# delete topic



## Sparky Bill PE (May 19, 2020)

delete topic


----------



## LyceeFruit PE (May 19, 2020)

SparkyBill said:


> I won't lie it took the wind right out of me when they canceled our test. I did my Fe the right way and i did my PE the right way. I sacrificed an entire 5.5 months from my wife and kids and spend at a minimum 20 hours a week studying (on top of working 45-60 hours a week). It has done something psychologically to me for them to just "cancel" our test. It honestly made me lose all the respect for the process. Like I will have my PE, but they have taken my journey from me. If Corona is still a factor, I pray they still have the test but in multiple smaller groups and simply charge us more because they need more proctors. That's understandable.
> 
> Anyways, here is my conversation with NCEES:
> 
> ...


There is so much in this whole statement that leaves me with "I can't even" reactions.


----------



## wiliki (May 19, 2020)

I feel your pain.... but I’m not sure if you should speak for everyone’s income, in light of our current worldly events.


----------



## LyceeFruit PE (May 19, 2020)

wiliki said:


> I feel your pain.... but I’m not sure if you should speak for everyone’s income, in light of our current worldly events.

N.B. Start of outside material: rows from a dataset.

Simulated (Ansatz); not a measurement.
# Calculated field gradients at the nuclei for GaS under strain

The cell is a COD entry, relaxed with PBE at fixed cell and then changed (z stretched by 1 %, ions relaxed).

even without current events...


----------



## MadamPirate PE (May 19, 2020)

SparkyBill said:


> I did my Fe the right way and i did my PE the right way.


For starters, what does this _even mean?!_



SparkyBill said:


> I sacrificed an entire 5.5 months from my wife and kids and spend at a minimum 20 hours a week studying (on top of working 45-60 hours a week).


Yeah, and if you had failed (which is likely for the Power PE exam), you'd be doing it again. Chalk it up to figuring out your weaknesses. We all studied our butts off, it's part of the price you pay to be a PE. 



SparkyBill said:


> It honestly made me lose all the respect for the process. Like I will have my PE, but they have taken my journey from me.


This is horse dookie. You're throwing a tantrum because the PE Exam wasn't your "perfect, special event." You sound more like a Bridezilla than a Professional Engineer. This is super immature of you.


----------



## BebeshKing PE (May 21, 2020)




----------



## BirdGrave (Jun 18, 2020)

Starting January 2nd the exam moves to CBT format and you can schedule it for any time of year you like.  That should free up your schedule a lot.


----------



## matt267 PE (Jun 19, 2020)

I wouldn't even worry about studying for the Power Exam. It's one of the easier PE exams. Most should be able to pass without any studying or experience.


----------